7 Key Tax and Savings Planning Tips

Jason Porter, the Business Development Director for international tax and wealth management specialists Blevins Frank, provides us with some top tips which will help those of you looking to move to Europe start to plan your financial future.

  1. Only deal with financial firms who are reputable, have local registered offices, and are English speaking with English language documentation. Several UK financial planning firms “passport” their services into other countries. Visit their offices, check them out, and ask friends and neighbours of any experiences.  The rest of Europe is not quite so hot on qualifications and authorisation as the UK, so be very wary of the ‘out of the boot of a car’ adviser.

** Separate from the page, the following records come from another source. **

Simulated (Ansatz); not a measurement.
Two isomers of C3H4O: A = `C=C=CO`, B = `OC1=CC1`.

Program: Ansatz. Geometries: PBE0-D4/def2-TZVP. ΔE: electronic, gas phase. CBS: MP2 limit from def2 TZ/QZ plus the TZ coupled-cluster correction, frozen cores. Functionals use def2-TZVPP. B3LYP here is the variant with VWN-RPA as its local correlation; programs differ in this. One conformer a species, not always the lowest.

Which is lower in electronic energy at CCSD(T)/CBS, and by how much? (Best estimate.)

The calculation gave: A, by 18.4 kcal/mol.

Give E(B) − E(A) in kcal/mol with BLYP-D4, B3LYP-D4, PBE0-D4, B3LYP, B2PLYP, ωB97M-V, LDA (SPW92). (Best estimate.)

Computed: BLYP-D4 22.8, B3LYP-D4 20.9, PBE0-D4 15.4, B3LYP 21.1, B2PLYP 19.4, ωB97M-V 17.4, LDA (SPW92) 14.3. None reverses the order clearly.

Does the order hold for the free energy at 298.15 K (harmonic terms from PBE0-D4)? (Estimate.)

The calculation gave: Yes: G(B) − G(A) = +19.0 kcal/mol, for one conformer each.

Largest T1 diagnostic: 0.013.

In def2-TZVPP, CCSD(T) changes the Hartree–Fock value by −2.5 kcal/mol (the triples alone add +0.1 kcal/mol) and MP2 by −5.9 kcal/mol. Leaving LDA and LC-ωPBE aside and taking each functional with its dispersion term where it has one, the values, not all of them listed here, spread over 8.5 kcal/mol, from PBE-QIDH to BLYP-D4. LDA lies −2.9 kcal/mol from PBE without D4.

  2. If it sounds too good to be true, it probably is! Most people happily live by this maxim in the UK, but on moving overseas seem to put their common sense in a box in long-term storage until they come back. But, it is even more important overseas, where there are so many horror stories of investments gone wrong and life savings lost.
  3. Never sign anything until you have received all advice in writing, in English – but be prepared to pay for it. Cross-border tax and financial expertise is not cheap, but will likely save you a lot more in the long run.
  4. It is never too early to get a good understanding of your new countries tax and financial regime. It might be beneficial to adjust your assets before you leave the UK, or to put something in place as soon as possible after moving. You might miss out if you leave your education until you arrive.
  5. The days of living in Europe without declaring all of your worldwide assets and income are long gone. International automatic exchange of financial information means your local tax authorities will eventually catch up with you. And do not think you will have moved on before this happens. Many European countries are far ahead of the UK, in terms of IT.
  6. Be aware that investments like ISAs, Venture Capital Trusts and Enterprise Investment Schemes do not have the same tax-saving benefits overseas as they do in the UK, and it is likely they will be taxed much like any other investment. You will need to consider adjusting your investment holdings and structures to what might be tax efficient in your new jurisdiction.
  7. Investment holding vehicles like insurance bonds offer significant tax-saving benefits in the UK. Variations of the same exist all over Europe, but where the benefits in each country differ, but could include income tax, inheritance tax and wealth tax savings.  Make sure you learn about these ideas and take the correct advice before adjusting your investments in your new country.